Why "cognitive" radio at all
5G already uses massive MIMO and beamforming. 6G goes further: dense heterogeneous deployments, terahertz bands, ultra-dynamic spectrum sharing, integrated sensing and communication, and orders-of-magnitude more devices per square kilometre. A statically-configured radio cannot keep up. The next-generation radio learns: senses the spectrum, predicts primary-user activity, allocates dynamically.
That makes it a POMDP. The radio observes spectrum slices, not the underlying state. Decisions are sequential. Rewards are delayed. Deep reinforcement learning is the natural tool.
Where security gets weird
Securing a static radio means securing the protocol stack: authentication, key exchange, ciphers, integrity. Standard cryptography work. PQ-EDHOC, AES-GCM, the rest.

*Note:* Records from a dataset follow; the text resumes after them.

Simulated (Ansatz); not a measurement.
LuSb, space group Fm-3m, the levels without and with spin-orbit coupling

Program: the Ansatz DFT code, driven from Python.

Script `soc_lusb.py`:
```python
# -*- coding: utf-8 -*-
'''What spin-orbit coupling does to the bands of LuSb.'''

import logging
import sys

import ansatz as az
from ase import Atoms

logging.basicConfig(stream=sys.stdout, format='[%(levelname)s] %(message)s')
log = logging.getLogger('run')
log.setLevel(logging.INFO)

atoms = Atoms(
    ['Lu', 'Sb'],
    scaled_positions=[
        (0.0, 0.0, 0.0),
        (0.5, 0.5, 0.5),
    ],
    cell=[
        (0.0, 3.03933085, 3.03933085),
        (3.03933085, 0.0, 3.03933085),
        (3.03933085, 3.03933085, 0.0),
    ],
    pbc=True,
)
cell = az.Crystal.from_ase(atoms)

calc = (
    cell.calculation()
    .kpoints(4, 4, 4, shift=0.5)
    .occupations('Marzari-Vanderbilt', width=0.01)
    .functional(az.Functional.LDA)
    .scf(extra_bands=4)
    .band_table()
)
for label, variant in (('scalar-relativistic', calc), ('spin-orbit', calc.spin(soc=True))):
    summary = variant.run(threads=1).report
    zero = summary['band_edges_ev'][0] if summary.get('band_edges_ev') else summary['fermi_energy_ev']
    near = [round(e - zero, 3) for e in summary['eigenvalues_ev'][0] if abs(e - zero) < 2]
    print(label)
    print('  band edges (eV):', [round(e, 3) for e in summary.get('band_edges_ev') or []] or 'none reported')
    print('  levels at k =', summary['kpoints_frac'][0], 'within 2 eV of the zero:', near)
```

Securing a learning radio means all of that plus securing the policy. Adversarial inputs to the spectrum sensor can poison the policy gradient. Reward shaping can be gamed. The agent's exploration policy can leak information about secondary-user identity. The attack surface is no longer just the protocol stack: it is the controller's induction.
The energy-aware reward insight
The default reward in cognitive radio is spectrum efficiency. Bits-per-Hz, throughput, fairness. Energy comes in as a constraint, not an objective. That works for plug-in deployments but not for battery- or solar-powered 6G IoT, which is a large fraction of the projected device population.
The 2025 Bentham CYBPRO paper treats energy as a first-class component of the reward, with an explicit Pareto coefficient the controller can move along at runtime. Result: 25 to 30 percent energy savings at 0.93 sensing AUC, where the equivalent fixed-allocation baseline either burns more power or misses primary-user activity.
The POMDP through-line to the rest of my work
The exploration-vs-exploitation tradeoff under partial observability is the same problem that shows up in my IEEE ICEACE 2024 sole-author paper on Compressed Suffix Memory. Suffix-tree-based instance methods give you a state abstraction that scales to non-trivial POMDPs without the exponential state explosion of vanilla USM, and Boltzmann sampling beats epsilon-greedy when Q-values are themselves noisy estimates over latent states. See the CSM research deep-dive.
The same instinct shows up in the energy-aware cognitive radio paper. Same POMDP playbook, different payoff structure.
What is next
- Adversarial-robustness benchmark for the policy itself, not just the protocol stack.
- Hybrid PQC-protected telemetry feeding the controller, so the input channel is at least cryptographically protected even when the policy is not.
- Federated training across edge nodes, the IoT angle that ties this to IoT PQ-EDHOC and the smart-meter PQC stack.